Wednesday, May 18, 2011

Paper Review : MapReduce - Simplified Data Processing on Large Clusters by Jeffrey Dean and Sanjay Ghemawat

This is my first review of a published paper. Over the next few days, I am going to concentrate on papers related to distributed systems that changed the way people write softwares for distributed systems.

This paper is available at Google Research. The authors are Jeffrey Dean and Sanjay Ghemawat.

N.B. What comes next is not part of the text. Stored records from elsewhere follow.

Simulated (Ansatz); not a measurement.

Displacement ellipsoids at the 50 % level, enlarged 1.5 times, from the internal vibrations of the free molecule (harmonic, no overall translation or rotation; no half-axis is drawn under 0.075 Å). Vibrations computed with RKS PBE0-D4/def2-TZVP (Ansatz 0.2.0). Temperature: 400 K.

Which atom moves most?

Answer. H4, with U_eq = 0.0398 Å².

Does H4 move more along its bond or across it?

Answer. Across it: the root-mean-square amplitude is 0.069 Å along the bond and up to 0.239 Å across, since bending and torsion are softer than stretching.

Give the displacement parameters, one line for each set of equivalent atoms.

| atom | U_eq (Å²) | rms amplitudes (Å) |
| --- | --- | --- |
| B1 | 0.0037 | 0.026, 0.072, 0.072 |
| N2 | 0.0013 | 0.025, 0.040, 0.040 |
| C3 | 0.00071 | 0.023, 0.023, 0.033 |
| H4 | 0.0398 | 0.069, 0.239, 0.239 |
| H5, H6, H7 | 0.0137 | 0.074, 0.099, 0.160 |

In this paper, the authors discuss about a programming model MapReduce and its implementation to process and generate large data sets.  Programs written in this model are automatically parallelized, and the model takes care of partitioning the data, scheduling program's execution on a set of machines, handling machine failures, and managing the required inter-machine communication. The authors then introduce the programming model where the programmer has to write just two functions:

  • Map: It takes as input a key/value pair and emits a set of intermediate key/value pairs. The MapReduce library groups together all intermediate values associated with the same intermediate key and passes them to the Reduce function.
  • Reduce: It takes an intermediate key and a set of values for that key and typically produces one output for each key.
The authors provide sample implementation of counting the number of occurrences of words in a large set of documents. The authors then provide some more examples like
  • Distributed grep
  • Count of URL access frequency
  • Inverted index
  • Distributed sort
The authors explain the overall flow of MapReduce as following steps:
  1. The MapReduce library divides the input files into pieces and starts many copies of the program on a set of cluster machines.
  2. One task is master and rest are workers. There are $M$ map tasks and $R$ reduce tasks and the master picks up idle worker and assign either one map or one reduce task.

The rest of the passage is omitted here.